A modern museum telling the stories of Tallinn’s oldest residential district
Text Susanna Poikela Photos Kalamaja Museum
In addition to the main exhibition and changing exhibitions, workshops and events for the whole family are held on the museum premises.
The Kalamaja area is located in northern Tallinn. The southern side of Kalanmaja extends to the Old Town Snellli Park, or Toompark. To the north, the area ends at the elegantly restored Noblessner Harbor.
Today, Kalamaja, which is full of artists, creative companies, restaurants, bars and cafés, is one of Tallinn’s most interesting urban areas, which is worth spending at least one full day exploring.
Exploring the area can be started at the Kalamaja Museum on Kotzebue Street, which opened in September last year in a funk-style house built in 1934.
“In the past decades, the building has housed the Kalinin Museum, the Art and Applied Arts Gallery, the Puppet Museum and Tallinn Children’s Museum. Eventually, the current Kalamaja Museum was opened in the renovated premises, which tells the history of the area and at the same time represents all the old wooden house areas in Tallinn,” says curator Tuuli Silber, who has compiled the museum’s collections.

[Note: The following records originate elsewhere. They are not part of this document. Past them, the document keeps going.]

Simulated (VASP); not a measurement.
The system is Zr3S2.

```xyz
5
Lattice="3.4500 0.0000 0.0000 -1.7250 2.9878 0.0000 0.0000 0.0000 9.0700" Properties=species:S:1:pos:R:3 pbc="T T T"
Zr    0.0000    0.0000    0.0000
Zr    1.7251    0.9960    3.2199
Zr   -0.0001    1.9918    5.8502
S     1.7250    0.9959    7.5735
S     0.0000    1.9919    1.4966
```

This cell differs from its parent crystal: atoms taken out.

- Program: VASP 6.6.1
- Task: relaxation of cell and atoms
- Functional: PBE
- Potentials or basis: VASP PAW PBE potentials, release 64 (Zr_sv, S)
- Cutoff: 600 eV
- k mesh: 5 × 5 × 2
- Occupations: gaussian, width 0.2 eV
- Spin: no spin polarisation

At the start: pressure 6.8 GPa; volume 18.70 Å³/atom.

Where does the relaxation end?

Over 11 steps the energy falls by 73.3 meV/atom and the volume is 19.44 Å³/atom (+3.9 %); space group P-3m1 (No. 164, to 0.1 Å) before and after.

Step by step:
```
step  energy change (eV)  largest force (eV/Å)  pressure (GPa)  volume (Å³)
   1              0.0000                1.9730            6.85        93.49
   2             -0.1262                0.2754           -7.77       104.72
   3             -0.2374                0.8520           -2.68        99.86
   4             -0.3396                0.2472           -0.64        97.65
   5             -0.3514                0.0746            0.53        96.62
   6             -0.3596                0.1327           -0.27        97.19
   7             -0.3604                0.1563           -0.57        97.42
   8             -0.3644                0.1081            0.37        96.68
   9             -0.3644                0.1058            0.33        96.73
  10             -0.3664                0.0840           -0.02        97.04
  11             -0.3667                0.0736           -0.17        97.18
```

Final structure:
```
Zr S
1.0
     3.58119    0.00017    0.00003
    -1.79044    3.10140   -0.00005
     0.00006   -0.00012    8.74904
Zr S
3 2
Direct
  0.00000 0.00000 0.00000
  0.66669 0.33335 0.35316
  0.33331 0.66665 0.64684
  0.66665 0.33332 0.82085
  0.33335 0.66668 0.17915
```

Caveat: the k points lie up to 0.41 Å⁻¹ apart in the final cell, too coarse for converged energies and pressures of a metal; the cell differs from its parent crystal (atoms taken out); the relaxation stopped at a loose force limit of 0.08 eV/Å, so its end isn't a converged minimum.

The museum holds a lot of documented history, yet is compact in size and imaginatively decorated. This makes the museum homely and typical of the Kalamaja area.
“Private individuals have donated a wealth of artefacts and other materials for use in the museum. Donations are really important because the generation born in the 1930s, for example, will soon disappear, and all the old stories about Kalamaja will disappear with them,” Silber explains.
The permanent exhibition, “A village in the middle of the city. Stories about Kalamaja ” tells about the life of the residential area through six typical residents of Kalamaja. They are a woman, a man, a child, an ancestor, an artist of life and an animal living in Kalamaja.
These imaginary figures from the area live in different time periods, from the Middle Ages to the present day. “They appeared in the stories of so many residents in the area that they had to be utilized in the main exhibition as well,” Silber added.
The museum also reveals the original and exciting stories of the area’s residential buildings. Changing exhibitions are held regularly around the Kalamaja area and are free.